10 INSANE Video Game Risks (That Totally Paid Off)
It takes guts to reboot Kratos.
Sometimes, it feels as though the creative industries take place in a different universe to most other career choices. Whilst it sounds like a wonderful thing to produce art for a living, there are countless stories of the difficulties and doubt from those who craft video games.
After all, games are largely produced to a deadline and studios need to make a return on their investment.
As such, there are always tough decisions to make along the way, and potential risks to take to see a project through to its intended completion.
But sometimes, a risk is worth taking because the reward can be so great. Very few truly great games have totally smooth development periods and there are plenty of tales to pick from where devs were faced with truly unthinkable choices.
In this list we'll look at just a few stories from developers who have taken gambles on ideas that could've gone horribly wrong. In the end though, they wound creating memorable pieces of entertainment and fans should be thankful for their bravado. From creating stylistic changes in private to putting your livelihood on the line, the following games took huge risks in the name of artistic expression.

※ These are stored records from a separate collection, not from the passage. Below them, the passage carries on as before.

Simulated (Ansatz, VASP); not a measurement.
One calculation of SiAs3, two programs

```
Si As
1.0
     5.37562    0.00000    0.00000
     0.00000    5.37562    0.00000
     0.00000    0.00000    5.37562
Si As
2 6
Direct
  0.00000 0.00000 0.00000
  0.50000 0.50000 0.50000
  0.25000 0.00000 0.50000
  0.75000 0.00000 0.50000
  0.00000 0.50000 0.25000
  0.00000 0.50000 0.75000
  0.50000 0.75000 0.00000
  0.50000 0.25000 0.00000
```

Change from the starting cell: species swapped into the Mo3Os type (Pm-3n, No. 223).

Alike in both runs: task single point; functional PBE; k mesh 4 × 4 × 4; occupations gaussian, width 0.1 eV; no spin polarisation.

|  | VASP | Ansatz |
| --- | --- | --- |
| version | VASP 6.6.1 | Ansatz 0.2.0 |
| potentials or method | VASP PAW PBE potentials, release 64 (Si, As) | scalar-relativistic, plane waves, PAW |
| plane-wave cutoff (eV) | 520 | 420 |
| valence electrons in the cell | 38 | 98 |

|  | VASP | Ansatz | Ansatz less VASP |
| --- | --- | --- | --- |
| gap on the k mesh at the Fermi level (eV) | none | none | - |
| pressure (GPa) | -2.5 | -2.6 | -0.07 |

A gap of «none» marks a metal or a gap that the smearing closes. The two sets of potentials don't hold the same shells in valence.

10. Halo's Multiplayer Is Scrapped Four Months Before Release
The history of Halo: Combat Evolved is one with a series of pretty hard shifts along the way. The game started life an RTS title developed for Apple computers, and somehow ended up as a tentpole first-person shooter for Microsoft's Xbox. Not only was making an FPS for a console in this time period a risk, where the formula was still being worked out, but doing so far an unproven machine was incredibly daring.
What's funny about Halo is that originally it was conceived with a multiplayer focus, and the story coming later. However, it almost released without it. Just four months before the game's launch, the current multiplayer was deemed not good enough.
So, with the real possibility of running out of time and shipping without a dedicated multiplayer mode, what the team had made was crumpled up and thrown to the devs from Bungie West who had just finished work on Oni.
Bungie called the multiplayer "shoe-horned in" in later interviews because of this but all the same it spoke to the power of Halo's engine, and the hard work put in thereafter, how good it turned out to be. Multiplayer became the reason many people flocked to Halo, and it crafted legions of LAN-party enthusiasts. It's sequel was pretty much the game that made Xbox's online services as big as they came to be.